Correctly collect logs from php-fpm pools
Closed, ResolvedPublic
Actions

Assigned To

Authored By

	Joe
	Dec 5 2018, 8:59 AM

Description

We decided to go the same way as we went with HHVM, thus relaying the logs to syslog to then deliver wherever desired.

To this aim, we added error_log = syslog and syslog.ident = php7.2-fpm to the configuration, and the corresponding rsyslog rules.

We found out, however, that whatever gets logged from the fpm pools ends up having an identifier of ool $pool_name.

This is an unfortunate bug that has been reported multiple times. As a consequence, the broken programname containing a space is invalid as far as the syslog format is concerned, and rsyslog correctly refuses to parse it. So the programname is always "ool" as far as rsyslog is concerned

There are several ways to fix this, but none is exactly attactive:

Just add rules to catch "ool" as a programname. The log line will still be badly broken, and will be badly parsed once imported in logstash[1]. Also, we will have to repeat all the processing rules twice.
Add an openlog() function in the auto_prepend_file. That would set the correct ident for all requests. We might need to closelog() too, though.
Add catch_workers_output = yes to the pool configuration, with some clever setting of error_log to send errors to stderr might do what we want (let journald collect the log lines from stderr, mark them with the correct programname (the unit name), and relay them to syslog. Sadly, catch_workers_output is known to cause a severe performance degradation at high concurrency, so it's not an option.
Patch php-fpm so that when it sets the programname in syslog it does something sensible like setting it to php-pool-$pool_name
Configure php-fpm to send the logs to a specialized syslog facility and filter for it. This will reduce duplication of rules but still possibly have the broken parsing issue.

As it stands, I would prefer to use the openlog() approach, which seems the cleanest way to handle this.

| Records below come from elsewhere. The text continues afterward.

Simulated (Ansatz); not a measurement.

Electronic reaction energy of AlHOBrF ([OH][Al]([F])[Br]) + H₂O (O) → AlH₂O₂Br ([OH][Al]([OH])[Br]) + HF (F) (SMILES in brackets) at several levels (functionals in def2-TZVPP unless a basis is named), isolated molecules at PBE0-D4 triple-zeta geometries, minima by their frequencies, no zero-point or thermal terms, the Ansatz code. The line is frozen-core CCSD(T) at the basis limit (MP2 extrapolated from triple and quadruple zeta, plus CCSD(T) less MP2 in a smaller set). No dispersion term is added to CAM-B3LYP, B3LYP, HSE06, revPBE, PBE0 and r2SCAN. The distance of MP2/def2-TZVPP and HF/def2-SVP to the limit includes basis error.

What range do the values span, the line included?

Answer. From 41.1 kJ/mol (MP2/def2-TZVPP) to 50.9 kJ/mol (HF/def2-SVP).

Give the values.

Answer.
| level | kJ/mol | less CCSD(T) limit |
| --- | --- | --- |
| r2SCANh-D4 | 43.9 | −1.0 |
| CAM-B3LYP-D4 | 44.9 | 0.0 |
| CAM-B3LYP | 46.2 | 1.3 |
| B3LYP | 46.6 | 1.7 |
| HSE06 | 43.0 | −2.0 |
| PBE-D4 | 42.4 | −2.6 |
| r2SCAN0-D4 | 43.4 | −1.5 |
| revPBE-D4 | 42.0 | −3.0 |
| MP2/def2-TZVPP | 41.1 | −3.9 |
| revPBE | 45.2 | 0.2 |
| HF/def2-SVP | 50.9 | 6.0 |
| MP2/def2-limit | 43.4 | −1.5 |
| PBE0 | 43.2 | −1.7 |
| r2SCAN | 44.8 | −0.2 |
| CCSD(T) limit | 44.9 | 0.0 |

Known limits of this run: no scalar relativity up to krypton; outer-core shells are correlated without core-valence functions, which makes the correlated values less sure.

[1] the message registered in logstash becomes ool www[12345]: JOE TEST instead of JOE TEST

Details

	Subject	Repo	Branch	Lines +/-
	Hotfix for logging in php-fpm	operations/mediawiki-config	master	+13 -0

Customize query in gerrit

Related Objects
Search...

		Status	Subtype	Assigned	Task
		Resolved		None	T176370 Migrate to PHP 7 in WMF production
		Resolved		Joe	T211184 Correctly collect logs from php-fpm pools

Event Timeline

Joe triaged this task as Medium priority.Dec 5 2018, 8:59 AM

Joe created this task.

Restricted Application removed a project: Patch-For-Review. · View Herald TranscriptDec 5 2018, 8:59 AM

Mentioned in SAL (#wikimedia-operations) [2018-12-05T09:00:10Z] <_joe_> disabed puppet on mw1261, used for logging tests for T211184

Joe claimed this task.Dec 5 2018, 9:02 AM

Joe mentioned this in T210567: Create a way to intentionally trigger fatal errors in MediaWiki.Dec 5 2018, 10:29 AM

I took a quick look at this as well and indeed openlog() seems the simplest way. Also because altering programname in rsyslog isn't allowed, thus to fix this on the rsyslog side we'd have to use a different template for example, not really worth it IMO. Plus the bug is supposedly fixed in php 7.3 anyways.

FTR I tried strace on rsyslog upon receiving a test message from error_log:

[pid 32306] <... poll resumed> )        = 1 ([{fd=3, revents=POLLIN}])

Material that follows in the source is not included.